Tycho Andersen [Mon, 21 Mar 2016 22:52:02 +0000 (16:52 -0600)]
c/r: don't fail if there is no console_fd on restore
If we set lxc.console=none, this fd won't exist, so let's not fail if it
doesn't. We already partially handled this case correctly, so let's
actually handle it correctly :)
Tycho Andersen [Mon, 21 Mar 2016 22:50:39 +0000 (16:50 -0600)]
c/r: don't pass --ext-mount-map flag when console=none
We don't pass anything on the restore side since we didn't save anything,
but the restore side will expect something if we pass this. Instead, let's
not pass anything.
Tycho Andersen [Fri, 18 Mar 2016 19:13:17 +0000 (13:13 -0600)]
c/r: print criu's stdout when it fails
In particular, when CRIU fails before it has its log completely initialized
(e.g. if the log directory doesn't exist, or if the argument parser fails),
it prints this to stdout. Let's log that.
Tycho Andersen [Thu, 17 Mar 2016 11:14:43 +0000 (05:14 -0600)]
autodev: don't always create /dev/console
In particular, only create /dev/console when it is set to "none".
Otherwise, we will bind mount a pts device later, so let's just leave it.
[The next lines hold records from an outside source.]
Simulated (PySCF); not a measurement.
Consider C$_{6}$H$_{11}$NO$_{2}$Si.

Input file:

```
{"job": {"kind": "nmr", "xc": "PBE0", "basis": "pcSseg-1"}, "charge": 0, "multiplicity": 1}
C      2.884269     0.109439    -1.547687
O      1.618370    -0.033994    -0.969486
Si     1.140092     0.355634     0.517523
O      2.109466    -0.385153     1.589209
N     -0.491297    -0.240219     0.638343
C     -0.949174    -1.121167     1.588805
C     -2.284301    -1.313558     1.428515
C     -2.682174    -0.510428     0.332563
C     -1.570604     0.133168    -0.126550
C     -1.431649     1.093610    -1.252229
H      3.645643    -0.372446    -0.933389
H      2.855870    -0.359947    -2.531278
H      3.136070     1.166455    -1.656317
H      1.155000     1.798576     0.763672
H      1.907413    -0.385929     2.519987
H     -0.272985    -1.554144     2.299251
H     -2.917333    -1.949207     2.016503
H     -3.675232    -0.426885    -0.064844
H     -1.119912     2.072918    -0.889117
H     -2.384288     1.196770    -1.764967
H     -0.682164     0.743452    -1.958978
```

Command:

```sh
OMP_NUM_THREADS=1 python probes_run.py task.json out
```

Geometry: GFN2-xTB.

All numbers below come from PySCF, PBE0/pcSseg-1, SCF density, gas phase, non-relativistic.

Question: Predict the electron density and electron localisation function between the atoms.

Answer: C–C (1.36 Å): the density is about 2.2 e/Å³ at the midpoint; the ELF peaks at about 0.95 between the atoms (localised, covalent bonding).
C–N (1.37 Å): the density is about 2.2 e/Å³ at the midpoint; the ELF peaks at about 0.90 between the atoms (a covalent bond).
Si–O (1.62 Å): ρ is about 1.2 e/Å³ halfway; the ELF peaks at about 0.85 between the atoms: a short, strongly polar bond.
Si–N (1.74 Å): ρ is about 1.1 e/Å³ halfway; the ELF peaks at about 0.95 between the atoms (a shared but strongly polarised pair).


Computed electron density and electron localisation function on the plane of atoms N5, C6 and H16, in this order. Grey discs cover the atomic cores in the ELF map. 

Also, when bind mounting the pts device, let's create /dev/console if it
doesn't exist, since it may not already exist due to the above :)
v2: s/ot/to
v3: add O_EXCL so we actually get EEXIST, use the right condition for
mount_console (we want to compare against console.path, not
console.name, and console.path can be null)
Serge Hallyn [Wed, 16 Mar 2016 06:02:10 +0000 (23:02 -0700)]
cgroups: try to load cgmanager first
If cgmanager is running, use it. This allows the admin to simply
stop cgmanager if they don't want to use it. The other way there
is no way to choose to use cgmanager.
Serge Hallyn [Wed, 16 Mar 2016 21:48:49 +0000 (14:48 -0700)]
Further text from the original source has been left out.